If some of the more prolific Nabis have become quite obscure, those who had brief artistic careers like Jan Verkade (1868–1946) have all but vanished. Known in the group as le nabi obéliscal (the obeliscal Nabi), he became a Benedictine monk in 1894 and was later ordained as a priest.
Verkade was born into a Mennonite family in the Netherlands, and was brought up in Amsterdam. He developed an obsession for drawing in the Rijksmuseum, and went on to study at the city’s State Academy of Fine Arts in 1887. Two years later, he left and moved to the more rural town of Hattem, where he became influenced by literature including the writings of Huysmans, Baudelaire and Verlaine.
In 1891, Verkade moved to Paris, where he was introduced to Paul Gauguin and immediately fell under his influence. He painted in Paul Sérusier’s studio, following the principles laid down by Gauguin. In the Spring of that year, he moved to Pont-Aven in Brittany, where he painted landscapes and local people with Sérusier.

Verkade’s two Decorative Landscape paintings, of which this is the first, were almost certainly made in or near Pont-Aven during this first intense period in his art. This is in its own way as ‘abstract’ as Sérusier’s Talisman, which had been painted there in 1888. This shows some cottages at the edge of the village, through a grille formed by three tree-trunks.

His second Decorative Landscape (1891) is more conventional, although still strongly influenced by Gauguin. His brushwork remains clearly visible, but doesn’t show the constructive strokes typical of Cézanne’s or even Sérusier’s painting of the time. His colours remain muted, and the depth flattened.

This Self-portrait from 1891-94 shows the artist’s luxuriant moustache, with more organised brushstrokes in hatching and to impart texture to his clothing.
When in Brittany in 1891, Verkade started to become deeply religious. He spent the winter back in Amsterdamm before returning to Paris with Sérusier, where he exhibited with the Nabis in March 1892. The following summer he went back to Brittany where his mind and spirit were focussed on the Confessions of Saint Augustine. He took formal instruction, and was baptised a Catholic there.

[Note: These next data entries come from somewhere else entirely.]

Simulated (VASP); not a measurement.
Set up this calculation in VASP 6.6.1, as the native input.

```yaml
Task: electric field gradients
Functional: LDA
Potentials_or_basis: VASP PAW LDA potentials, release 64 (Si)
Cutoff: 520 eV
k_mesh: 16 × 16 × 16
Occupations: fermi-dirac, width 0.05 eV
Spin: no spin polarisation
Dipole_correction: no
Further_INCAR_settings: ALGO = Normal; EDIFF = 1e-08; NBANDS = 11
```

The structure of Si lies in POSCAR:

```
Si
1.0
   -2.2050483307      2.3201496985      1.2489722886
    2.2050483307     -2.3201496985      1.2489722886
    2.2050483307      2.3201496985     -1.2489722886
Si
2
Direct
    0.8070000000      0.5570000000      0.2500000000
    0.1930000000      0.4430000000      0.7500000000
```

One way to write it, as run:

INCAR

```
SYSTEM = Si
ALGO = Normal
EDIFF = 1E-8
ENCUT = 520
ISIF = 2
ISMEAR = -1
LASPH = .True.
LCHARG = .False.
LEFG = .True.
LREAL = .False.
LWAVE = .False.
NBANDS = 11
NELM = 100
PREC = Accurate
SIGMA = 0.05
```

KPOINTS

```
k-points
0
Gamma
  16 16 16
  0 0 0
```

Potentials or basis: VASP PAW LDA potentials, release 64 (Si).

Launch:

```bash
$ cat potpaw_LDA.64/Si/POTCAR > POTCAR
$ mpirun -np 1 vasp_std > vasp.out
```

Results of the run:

Verkade’s portrait of Saint Sebastian from the same period of 1891-94 is more quietly radical and unusual. Painted in egg tempera, the saint is shown as a very young man, and the arrows piercing his body are understated rather than emphasised as they more usually are.
After his baptism, Verkade travelled to Italy, where he became attracted by the monastic life at the Franciscan monastery at Fiesole. Sérusier visited him, and was surprised by his conversion. During a period of retreat in that monastery, Verkade heard of the artist-monks at Beuron in Germany. He joined them in 1894, and worked for much of the rest of his life in the Beuron Art School there.

Verkade is believed to have painted the west end of the Abbey of St. Martin in Beuron, Germany, around the turn of the century in 1899-1900. This frieze shows Saint Martin in the legend of his cloak, in a style which is more typical of the late Middle Ages, prior to the Renaissance.
The legend of Saint Martin’s cloak tells that before his conversion, when still a cavalry soldier in the Roman army in Gaul, he met a beggar outside the city of Amiens. He promptly cut his own cloak in two with his sword, to share it with the man. The following night he dreamed that the beggar had been Christ, and it is also claimed that in the morning his cloak was fully restored in size. He converted to Christianity and was baptised. It is thought that the cloak (capella) gave its name to those who cared for it and small churches built for it as a relic, hence the English words chaplain and chapel.
Verkade was later ordained as Father Willibrord, and died in the summer of 1946, by which time his career as a painter had been long forgotten.